You are here: For many, full time work is not enough to provide children with basics
Kids are expensive. While that probably doesn’t come as a surprise, it might – and should – worry us that households with children are much more likely than other households to not have enough money for a decent standard of living.
New research out today by Joseph Roundtree Foundation and Loughborough University looks at how many households in the UK cannot afford an adequate living standard. 19 million people are living below this level and families with children continue to have the highest risk.
It is easy enough to see the reasons for this: children cost money, and can mean parents are able to do less paid work. But the lived reality is children going without things that we as a society believe are a minimum, the things that other children in the classroom take for granted. It means missing out on opportunities that support learning and development. And it can leave children carrying the burden of feeling different and left behind when they can’t take a present to a birthday party or have a friend round for tea.

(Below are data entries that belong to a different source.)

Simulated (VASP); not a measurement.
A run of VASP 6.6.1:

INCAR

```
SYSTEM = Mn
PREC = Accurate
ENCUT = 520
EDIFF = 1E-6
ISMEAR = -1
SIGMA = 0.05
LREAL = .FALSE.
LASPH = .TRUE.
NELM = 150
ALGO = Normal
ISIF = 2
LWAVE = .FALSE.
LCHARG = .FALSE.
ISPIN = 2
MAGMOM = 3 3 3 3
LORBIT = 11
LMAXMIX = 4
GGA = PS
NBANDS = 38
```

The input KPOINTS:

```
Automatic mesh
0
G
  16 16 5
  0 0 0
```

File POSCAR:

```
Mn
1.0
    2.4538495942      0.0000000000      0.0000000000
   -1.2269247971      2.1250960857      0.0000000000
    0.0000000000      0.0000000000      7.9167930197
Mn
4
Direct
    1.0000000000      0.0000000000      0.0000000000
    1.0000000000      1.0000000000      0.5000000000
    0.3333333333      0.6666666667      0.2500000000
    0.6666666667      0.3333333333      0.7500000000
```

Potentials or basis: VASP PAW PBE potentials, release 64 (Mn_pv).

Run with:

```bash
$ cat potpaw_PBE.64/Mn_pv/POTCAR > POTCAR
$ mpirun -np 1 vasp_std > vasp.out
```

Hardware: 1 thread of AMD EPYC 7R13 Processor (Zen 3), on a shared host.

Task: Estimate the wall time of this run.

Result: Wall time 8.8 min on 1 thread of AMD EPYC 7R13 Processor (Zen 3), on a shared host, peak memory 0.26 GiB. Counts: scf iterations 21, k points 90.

It goes without saying that there is nothing that children can do to fix this situation, but these new findings show that for many families, there is nothing more that parents can do either. Four in ten lone parents working full time still fall below the minimum income standard. They can’t take on more hours to increase earnings, so cutting back is the only option.
The costs and availability of childcare is an important part of the puzzle in enabling families to make ends meet. High quality childcare boosts children’s learning and supports parents to go to work and raise family incomes. But too many families find that any financial gains from working are cancelled out by childcare costs. Unsurprisingly, many will chose not go back to work or will reduce their working hours, which can store up problems for the future by reducing lifetime earning potential and pension contributions.
It is often women that pay the price for staying at home and caring for children. Despite the introduction of shared parental leave, women normally take the majority of the time off after the arrival of a child, and weigh their earnings against childcare costs when they consider returning to work. The gender pay gap widens significantly after the arrival of a child and does not narrow ever again even once children are fully grown.
Lone parent families fare particularly badly: 75 per cent of children living with just one parent fall below the minimum income standard. 91 per cent of lone parents are women. The availability of affordable childcare can be particularly important for lone parent households. When you can’t share childcare with a partner, every hour that you are working requires at least one hour of childcare. The high cost of this care can mean that working your way out of poverty remains a pipe dream.
The Government have rightly recognised the need for and benefits of investing in childcare. From September, working parents of 3 and 4 year olds will benefit from an additional 15 hours of free childcare per week during term time. Others benefit from universal credit, tax credits, childcare vouchers or tax free childcare. But parents can find it difficult to navigate this range of different schemes and some parents with very young children can find that support is limited despite the high costs they are facing. We need a simple, efficient system that makes sure that every parent is better off working once childcare costs are paid.